1. Empowering Consumers with Carbon Impact Information

The UK Civil Aviation Authority has recently proposed a groundbreaking measure aimed at helping consumers make more informed travel choices by requiring airlines to disclose the carbon impact of individual flights. This initiative is a significant step towards transparency and could play a pivotal role in driving more sustainable travel decisions. Dive into the details in this article by The Guardian here.

2. The Future of Carbon Credits in Aviation

As the airline industry works towards its net-zero goals, comprehensive strategies like carbon offsetting are becoming increasingly essential. However, the path forward is not without challenges. Abatable offers a detailed analysis of the CORSIA carbon credit market, highlighting potential demand-supply issues that could arise by 2030. Explore their in-depth report here.

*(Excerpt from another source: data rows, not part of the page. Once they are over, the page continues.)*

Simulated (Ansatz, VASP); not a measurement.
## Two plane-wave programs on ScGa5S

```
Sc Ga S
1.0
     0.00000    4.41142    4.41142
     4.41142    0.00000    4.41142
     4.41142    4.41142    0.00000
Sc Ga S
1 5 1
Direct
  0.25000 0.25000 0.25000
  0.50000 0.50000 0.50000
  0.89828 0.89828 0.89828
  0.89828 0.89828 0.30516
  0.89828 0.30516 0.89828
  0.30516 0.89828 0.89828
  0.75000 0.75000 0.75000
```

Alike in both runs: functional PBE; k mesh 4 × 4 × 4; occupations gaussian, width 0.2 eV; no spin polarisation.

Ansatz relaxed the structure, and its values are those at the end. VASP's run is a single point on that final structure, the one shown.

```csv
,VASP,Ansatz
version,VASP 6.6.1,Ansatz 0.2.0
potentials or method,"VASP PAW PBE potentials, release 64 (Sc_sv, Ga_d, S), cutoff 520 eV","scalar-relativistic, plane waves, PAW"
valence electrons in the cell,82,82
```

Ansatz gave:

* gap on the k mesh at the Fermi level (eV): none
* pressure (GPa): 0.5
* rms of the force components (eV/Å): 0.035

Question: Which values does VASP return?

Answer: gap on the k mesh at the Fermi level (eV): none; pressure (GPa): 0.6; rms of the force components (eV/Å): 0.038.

3. Spain's Ambitious Hydrogen Airport Hub Network

In an exciting development, key players from across the hydrogen aviation value chain have come together to establish Spain's first Hydrogen Airport Hub Network. This revolutionary partnership aims to pave the way for a greener aviation future, positioning Spain as a leader in hydrogen-powered air travel. Read more about this ambitious project here.

4. IATA's New Initiative to Reduce Cabin Waste

Reducing cabin waste is a critical component of aviation sustainability, and IATA, in collaboration with the Aviation Sustainability Forum (ASF), is taking action. They are set to launch a standardized audit program in September, designed to tackle this issue head-on. The preliminary research results are promising, indicating a strong foundation for future waste reduction efforts. Learn more about this initiative here.

5. Elevating Diversity in Aviation

Diversity and inclusion are vital for the sustainable growth of the aviation industry. Elevate Aviation is doing incredible work to promote female and underrepresented participation in aviation, helping to shape a more equitable and innovative future for the sector. Discover the inspiring efforts of this organization in IATA's article here.

At Branchspace, we believe that these developments represent just a few of the many strides being made towards a more sustainable aviation industry. Stay tuned for more updates and insights as we continue to support and contribute to the journey towards net-zero aviation.

The average airline web portals is not broken. It loads, it sells tickets. It technically does what it's supposed to do.

And yet, the experience feels tiring.

You notice it when you try to do something simple. Change a seat. Find your gate. Understand what happens if a flight is delayed. Suddenly you are scanning long pages, decoding airline terminology, clicking back and forth just to stay oriented.

The problem is not with the features, It is effort effort required in getting from A to B.

Airline portals still expect travellers to think like systems. To understand menus, categories, fare families, ancillaries, rules. But travellers arrive with something much simpler. Intent.

They want to get something done and get on with their journey.

This article posits that airline web portals should stop behaving like navigation systems and start acting as intent-aware decision environments. When UX is designed to reduce effort, adapt to context, and quietly support travellers at each stage of the journey, portals become calmer to use, easier to trust, and far more effective for airlines.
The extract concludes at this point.